The Story Behind Shostakovich's Leningrad Symphony
How Hitler's attack on Russia inspired one of Shostakovich's greatest works.
“On that peaceful summer morning of June 22, 1941, I was on my way to the Leningrad Stadium to see my favourite Sunday soccer game,” Shostakovich wrote. “Molotov’s radio address found me hurrying down the street… Our fruitful, constructive existence was rudely shattered!” The Nazi invasion of Russia had brought Hitler’s hordes to the gates of Leningrad where they laid siege.
At the time, the 35-year-old Shostakovich was head of the Leningrad Conservatoire’s piano department. He began work on his Seventh Symphony in the first hot days of July. “Neither savage raids, German planes, nor the grim atmosphere of the beleaguered city could hinder the flow,” he recalled. “I worked with an inhuman intensity I have never before reached.”
More than 600,000 people died in the siege. After enduring the terrible conditions for a month, Shostakovich agreed to be evacuated to Moscow, taking the completed first three movements of the symphony along. With the rest of the government, he was then evacuated once more, this time to the temporary capital of Kuibyshev on the river Volga where he finished the symphony in December 1941.
The mammoth work runs for over 78 minutes (the first movement alone lasts nearly half an hour). Shostakovich asks for an equally gargantuan orchestra including eight horns, six trombones, two harps, a piano, three side drums and a full complement of other percussion instruments.

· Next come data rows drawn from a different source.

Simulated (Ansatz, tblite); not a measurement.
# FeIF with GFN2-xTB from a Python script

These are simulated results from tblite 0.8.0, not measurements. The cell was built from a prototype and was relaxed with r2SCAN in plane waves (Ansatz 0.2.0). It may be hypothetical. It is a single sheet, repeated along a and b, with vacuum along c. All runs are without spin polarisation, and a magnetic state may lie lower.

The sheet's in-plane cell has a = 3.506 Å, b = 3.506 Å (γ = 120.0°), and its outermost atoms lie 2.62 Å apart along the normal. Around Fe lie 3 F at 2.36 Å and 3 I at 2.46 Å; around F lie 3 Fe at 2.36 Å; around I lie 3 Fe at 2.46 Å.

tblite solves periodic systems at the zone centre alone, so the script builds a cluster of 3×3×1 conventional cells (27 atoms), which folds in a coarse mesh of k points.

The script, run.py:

The first performance was given on March 5, 1942 by the Orchestra of the Bolshoi Theatre, which had also been evacuated to Kuibyshev, conducted by Samuil Samosud. But before Leningrad heard the work, it was broadcast by the BBC on June 22, 1942 – the first anniversary of Russia’s entry into the war – conducted by Sir Henry Wood.
But how?
A microfilm of the score had been smuggled out of Russia and it was in this way that the US, too, heard the symphony before Leningrad when Toscanini conducted the NBC Symphony in a broadcast on July 19, 1942.
The “Leningrad” was finally performed in Leningrad itself on August 9 and, until the end of the 1940s, enjoyed great popularity. But it later fell out of favour and only regained popularity in the 1960s. Despite its often obvious effects, Shostakovich’s Seventh is a stirring piece of contemporary history.